Sunday, May 29, 2011

Little Visible Progress

 Another day of planting the pass-alongs but now I'm almost done.  All that's left are 100 pachysandras or so and I'd have kept at it until I was done except that the the edge of the woods is buggy as all get out this time of day.  I was attacked by mosquitoes and deer ticks and thorny branches and threw the gloves in.

This is a photo of the only May Apple that understands it's an upright plant.

The rest are confused and behaving like fuchsias.

I think I need to trim the day lilies to an inch or two as its leaves are also languid and pathetic looking.

I was set to plant my four dogwood trees, but again, the critters at the edge of the woods are sitting there waiting with fork and knife in hand.

I found three drowned salamanders in my pond and need to get a stick in it to give them a way to crawl out.  The dragon fly nymphs will need this as well.

I found a toad and thought it was a frog.  When I put it in the pond, I quickly learned that toads can't swim worth a crap.  I rescued it and returned it to Mosquitoville.

I have four saucers filled with sprouted sunflowers seeds but can't muster up what's necessary to go plant those 300 seeds.

I look around me and wish I had bought a double-wide mobile home with a whiskey barrel for a garden.

This all seemed like a good idea last year.

Not so sure anymore.

But as Laurrie says, you just gotta hang in there.

On a more positive note, the Japanese Maple that I decapitated two weeks ago is showing signs of new growth.  If you remember, the thing was half dead and I didn't know what to do about it.  I pruned every single branch that didn't pass the "scratch my bark to see if I'm green" test and ended up with a pretty lopsided tree.  I think it will be fine, and if you look at it from a certain angle and don't shift your eyes one bit, you can't tell this thing has been to hell and back.

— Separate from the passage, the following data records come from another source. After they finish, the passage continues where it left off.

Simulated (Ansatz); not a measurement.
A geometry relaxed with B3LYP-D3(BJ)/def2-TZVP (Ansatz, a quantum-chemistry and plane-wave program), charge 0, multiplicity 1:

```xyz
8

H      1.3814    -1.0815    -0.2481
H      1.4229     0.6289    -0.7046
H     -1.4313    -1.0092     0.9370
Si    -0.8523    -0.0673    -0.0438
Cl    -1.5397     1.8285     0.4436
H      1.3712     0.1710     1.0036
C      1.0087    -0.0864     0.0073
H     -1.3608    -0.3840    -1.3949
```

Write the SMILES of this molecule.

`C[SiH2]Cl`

Tomorrow will be more of the same although I will get all these seeds planted, my Pieris Japonica into the ground, dead head my containers, and plant those six shrubs sitting out there into the Japanese Garden.

Frank goes on travel for at least a week next Tuesday, which will give me time to figure out what to do with all these rocks we have out here.

I'm thinking a dry river bed in the Japanese Garden (I'm always thinking of cool stuff that requires Frank's muscle power) and I have a pretty good idea of where I want it and how I want it to curve, but I don't know if it's practical to do now that so many plants are in.


If not a dry river bed, then something.  These rocks are too gorgeous to not use.